Adviser Facing Jury Trial for Securities Laws Violations

WHAT HAPPENED?

An exempt reporting adviser (“ERA”) and related private fund were recently investigated by the SEC for a variety of securities laws violations, including misappropriation of funds, making material misstatements, and failing to disclose conflicts of interest, among other infractions.

The trouble began when, over the course of several years, the firm owner told its investors the fund’s primary investment strategy consisted of highly liquid investments. However, the actual investments were highly illiquid and consisted of equity in start-up companies, real estate, and similar ventures. The firm owner continued to make statements that represented the fund was a liquid investment, which was increasingly false as the fund acquired more and more illiquid assets.

Misstatements about the fund’s portfolio were also made in its private placement memorandum, which was distributed to investors and prospective investors for over 3.5 years. At the same time, the fund raised nearly $40 million from investors who believed the fund was highly liquid. The owner then lied to investors about the fund’s performance.

While the misleading marketing took place, the owner misappropriated funds and failed to disclose major conflicts of interest to investors. These violations included the owner moving large sums of money into a separate company he owned, but that the fund had no ownership in, and him moving funds into his personal bank account to pay for things like a private airplane hangar for his racecar collection.

The fund also represented that it engaged an outside firm to conduct an annual audit. The fund did not complete the audit or engage an accounting firm for this purpose. In 2019, the fund filed Chapter 11 bankruptcy, at which time almost all its assets were illiquid, non-tradeable investments.

Although the adviser was not actually registered and only filed as an ERA, the SEC still was able to hold the adviser and its owner accountable for violations of federal securities laws. The SEC filed a civil action, and the U.S. Postal Inspection Service further investigated the misconduct. Recently, the adviser owner was arrested and charged with securities fraud and wire fraud. He faces up to 40 years in prison if found guilty.
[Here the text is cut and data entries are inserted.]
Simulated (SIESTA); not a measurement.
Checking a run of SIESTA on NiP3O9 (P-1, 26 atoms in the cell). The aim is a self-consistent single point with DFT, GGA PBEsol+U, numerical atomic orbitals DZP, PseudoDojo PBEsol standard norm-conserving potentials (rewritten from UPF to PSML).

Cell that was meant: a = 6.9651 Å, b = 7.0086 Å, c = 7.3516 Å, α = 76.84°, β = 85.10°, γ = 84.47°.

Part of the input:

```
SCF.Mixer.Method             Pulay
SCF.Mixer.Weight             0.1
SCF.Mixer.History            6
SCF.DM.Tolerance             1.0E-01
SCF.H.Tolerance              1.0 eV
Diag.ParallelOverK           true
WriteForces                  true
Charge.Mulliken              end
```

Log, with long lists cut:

WHAT DOES THIS MEAN FOR ME?

Despite the firm not being formally registered with the SEC, the Commission was still able to enforce federal securities laws as the firm is still subject to the anti-fraud rules. If a firm engages in conduct that is not typically subject to an outside regulatory body, the firm is still responsible for complying with all applicable federal and local laws. Any regulatory or law violations could lead to enforcement by applicable government agencies.